As the late afternoon sun had come out, I was continuing my action-packed day in Prague. After a guided tour through Prague’s Jewish Quarter, a savory and informative lunch in Prague’s oldest kosher restaurant, followed by a tour of Municipal House, Prague’s Art Nouveau masterpiece, I had just finished a boat tour on the Vltava River that gave me a completely different view of Prague from the water. Our knowledgeable captain had shared many stories about Prague and enriched us with countless historical tidbits about this fascinating city.

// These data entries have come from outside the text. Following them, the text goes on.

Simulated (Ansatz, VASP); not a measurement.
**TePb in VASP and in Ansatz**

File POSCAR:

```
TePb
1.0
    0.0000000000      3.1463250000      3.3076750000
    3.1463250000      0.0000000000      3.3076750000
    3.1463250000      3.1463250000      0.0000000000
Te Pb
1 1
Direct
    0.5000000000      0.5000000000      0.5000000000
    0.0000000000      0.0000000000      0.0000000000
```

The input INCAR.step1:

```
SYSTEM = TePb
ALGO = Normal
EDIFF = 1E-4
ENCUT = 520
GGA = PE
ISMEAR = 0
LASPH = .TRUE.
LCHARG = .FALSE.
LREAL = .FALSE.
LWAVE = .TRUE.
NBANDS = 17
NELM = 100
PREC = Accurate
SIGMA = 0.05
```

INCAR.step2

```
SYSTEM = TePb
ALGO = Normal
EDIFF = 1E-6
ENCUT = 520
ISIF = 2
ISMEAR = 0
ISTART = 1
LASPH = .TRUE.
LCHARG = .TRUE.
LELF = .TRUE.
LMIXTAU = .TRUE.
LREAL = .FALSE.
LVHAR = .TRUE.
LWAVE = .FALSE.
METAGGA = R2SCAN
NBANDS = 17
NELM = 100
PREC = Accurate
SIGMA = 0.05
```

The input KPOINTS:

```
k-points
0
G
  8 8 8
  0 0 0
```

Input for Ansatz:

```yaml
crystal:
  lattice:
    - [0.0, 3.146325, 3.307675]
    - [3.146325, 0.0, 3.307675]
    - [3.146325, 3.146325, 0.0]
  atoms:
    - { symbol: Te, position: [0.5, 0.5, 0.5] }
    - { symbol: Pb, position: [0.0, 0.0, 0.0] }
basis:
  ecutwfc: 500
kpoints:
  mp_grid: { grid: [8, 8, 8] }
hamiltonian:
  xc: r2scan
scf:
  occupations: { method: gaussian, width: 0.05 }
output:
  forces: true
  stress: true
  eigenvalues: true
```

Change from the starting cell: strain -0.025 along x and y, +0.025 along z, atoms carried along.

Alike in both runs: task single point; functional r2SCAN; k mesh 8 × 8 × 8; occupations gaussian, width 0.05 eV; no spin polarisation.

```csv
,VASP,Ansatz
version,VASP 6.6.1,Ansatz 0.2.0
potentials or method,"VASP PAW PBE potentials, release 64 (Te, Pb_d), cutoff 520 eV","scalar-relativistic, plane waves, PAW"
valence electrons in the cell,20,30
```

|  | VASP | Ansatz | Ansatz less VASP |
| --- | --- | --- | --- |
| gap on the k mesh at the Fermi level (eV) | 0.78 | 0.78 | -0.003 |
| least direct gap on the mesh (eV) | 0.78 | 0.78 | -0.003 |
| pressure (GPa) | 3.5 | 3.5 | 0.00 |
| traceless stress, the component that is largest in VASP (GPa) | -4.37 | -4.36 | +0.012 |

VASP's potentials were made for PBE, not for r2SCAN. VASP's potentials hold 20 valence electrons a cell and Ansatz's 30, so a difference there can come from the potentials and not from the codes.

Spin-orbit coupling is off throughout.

Walking across the Charles Bridge
During my last few hours in Prague I was planning to explore Mala Strana, one of the main historical areas on the west side of the river. Crossing the famous Charles Bridge, I passed by the 30 baroque religious statues that line the bridge. My stroll continued past various street artists, painters and souvenir vendors who were displaying their merchandise right on top of this historic river crossing. One of the bridge’s statues had attracted a large crowd of people lining up. I was wondering what the big commotion was all about, so I joined the queue myself. As I moved along I realized that everyone wanted to rub the plaques on the statue of St. John Nepomuk, the Czech martyr saint who was executed in the 14th century when he was thrown into the Vlatava. The plaques have been polished to a shine by the thousands of people hoping for good luck.
Rubbing St. John Nepomuk for good luck
On the west side of the Charles Bridge I had arrived in Mala Strana, which is translated in English as the “Little Quarter” or the “Lesser Quarter”. This part of town was mostly settled by ethnic German residents during the Middle Ages. Mala Strana was created in 1257 when several villages were amalgamated. One of the well-known landmarks in this part of town is the Church of Saint Nicholas, a baroque masterpiece created by the father-and-son team of Christoph and Killian Dientzenhofer. Starting in 1703, this impressive church took almost 60 years to build.
The baroque splendour of the Church of St. Nicholas
Another popular sight in the Little Quarter is the Palace of Albrecht von Wallenstein, a Catholic general who was responsible for a string of victories over the Protestants in the Thirty Years War (1618 to 1648). Wallenstein’s intention was to overshadow even Prague Castle, and to this end the general demolished 25 houses, three gardens and a city gate and built the city’s first baroque palace. Today Wallenstein Palace is home to the Czech senate and can be visited only on weekends.
Colourful houses in Mala Strana
On cobble-stoned streets I walked southwards to reach another popular attraction in Prague: the funicular railway that has been carrying passengers up Petrin Hill for almost 120 years. Built in 1891 for the Jubilee Exhibition, this inclined railway was closed for almost 20 years in 1965 after a hillside collapsed as a result of coal mining that had taken place here in the 19th century. Finally in 1985 the funicular reopened and continues to be one of Prague’s popular landmarks.
Looking out the funicular as we start climbing Petrin Hill
Having arrived at the top after the 510 metre ride, I exited into the rose garden that surrounds the hilltop station on Petrin Hill. After a quick stroll I arrived at another famous Prague landmark: the Petrin Lookout Tower, essentially a miniature version of the Eiffel Tower which was also built in 1891, two years after the Parisian original. Apart from the height, a key difference between the two structures is that the Petrin Tower has an octagonal cross-section while the Eiffel Tower has a square base. The tower offers a great view of the Prague skyline.
Prague’s unique observation tower
Petrin Hill is covered by a sizeable forest that is criss-crossed by numerous walking paths. A long defensive wall called the Hunger Wall snakes its way through the forest. Originally built from 1360 to 1362, it was part of an extensive fortification system surrounding Prague Castle. The wall was indeed constructed during a period of intense famine, and its construction helped to provide a livelihood for the city’s poor residents.
A gorgeous view towards Prague’s Castle Hill
Once I came out of the forest on a walking path below Strahov Monastery, I sat down on a bench and enjoyed the magnificent view over the City of Prague and Prague Castle. The city was stretching out below the gardens and orchards of Petrin Hill, and the curved ribbon of the Vltava River was glistening in the late afternoon sun.